International Standard Waltz is distinguished by the fact that the partners dance exclusively in closed position, which means that, unlike many sequence dances, the couple never breaks the embrace. As such, it is well suited to freestyle ballroom dancing where the man leads and the lady follows. International Standard waltz is preferably danced as a slow waltz, which means to music around 28-30 beats per minute with the typical 1-2-3 count. The Viennese Waltz is an exception to this. It has evolved from other historical names such as the Slow Waltz and the English Waltz.

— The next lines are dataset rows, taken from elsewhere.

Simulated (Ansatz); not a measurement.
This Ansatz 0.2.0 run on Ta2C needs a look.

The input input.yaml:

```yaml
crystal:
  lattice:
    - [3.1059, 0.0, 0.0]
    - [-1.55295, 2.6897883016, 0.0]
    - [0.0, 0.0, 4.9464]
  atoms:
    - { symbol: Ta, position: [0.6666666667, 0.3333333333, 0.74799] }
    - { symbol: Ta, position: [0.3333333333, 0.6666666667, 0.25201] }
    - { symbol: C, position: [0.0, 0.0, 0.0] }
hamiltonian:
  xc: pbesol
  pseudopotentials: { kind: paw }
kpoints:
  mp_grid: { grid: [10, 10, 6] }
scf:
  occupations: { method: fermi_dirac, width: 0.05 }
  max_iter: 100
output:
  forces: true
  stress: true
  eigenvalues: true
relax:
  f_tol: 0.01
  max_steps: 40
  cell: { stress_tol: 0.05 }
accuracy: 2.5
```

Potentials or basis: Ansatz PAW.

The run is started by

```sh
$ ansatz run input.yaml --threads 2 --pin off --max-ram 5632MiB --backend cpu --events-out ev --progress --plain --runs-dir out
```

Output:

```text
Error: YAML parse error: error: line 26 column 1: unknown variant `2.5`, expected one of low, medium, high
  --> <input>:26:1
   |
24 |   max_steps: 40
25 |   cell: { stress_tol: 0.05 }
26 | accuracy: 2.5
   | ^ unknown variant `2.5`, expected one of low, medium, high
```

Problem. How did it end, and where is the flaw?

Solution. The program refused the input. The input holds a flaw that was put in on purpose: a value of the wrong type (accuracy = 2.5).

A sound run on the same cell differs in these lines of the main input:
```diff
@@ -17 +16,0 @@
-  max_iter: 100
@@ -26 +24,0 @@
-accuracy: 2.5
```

History and Development of International Standard Waltz
The origins of international standard waltz style dancing can be found among the peoples of Europe. Different countries developed their own particular traits, the most well known of which were the English Waltz, the Hungarian Waltz and the Waltz Mazurka. In fact, the very name “Waltz” comes from a German word meaning “to roll, turn” or “to glide”.
With the progress of time, International Standard waltz fell into 3 main categories:
1. The Ballroom Waltz
2. The Viennese Waltz
3. The Folk Waltz
The Ballroom Waltz is a slow dance with measured steps and which moves around the dance floor in controlled fashion and includes many figures.
The Viennese Waltz on the other hand, is a fast dance that involves continuous and co-ordinated turning, while the Folk Waltz can be done to varying speeds of music.
Essentially, standard international waltz combines a number of waltz dance moves, which vary according to the level of advancement. In a freestyle routine, the man chooses which of these moves to do and the lady follows. Unlike sequence dancing, the primary skill for the lady for this form of waltz dancing is knowing how to read the man’s signals and to follow.
Some of the more well known terms for waltz moves are: Closed Changes, Natural Turn, Reverse Turn, Natural Spin Turn, Whisk, Chasse from Promenade Position, Closed Impetus, Hesitation Change, Outside Change, Reverse Corte, Basic Weave, Double Reverse Spin, Reverse Pivot, Backlock, Open and Closed Telemark, Wing, Drag Hesitation, Outside Spin and Turning Lock, Contra Check and Fallaway Reverse.
Standard International Waltz dancing, like all dances in the Standard Category, is a traveling dance – i.e. one that significantly travels over the dance floor. Done well, it gives a graceful floating, gliding appearance.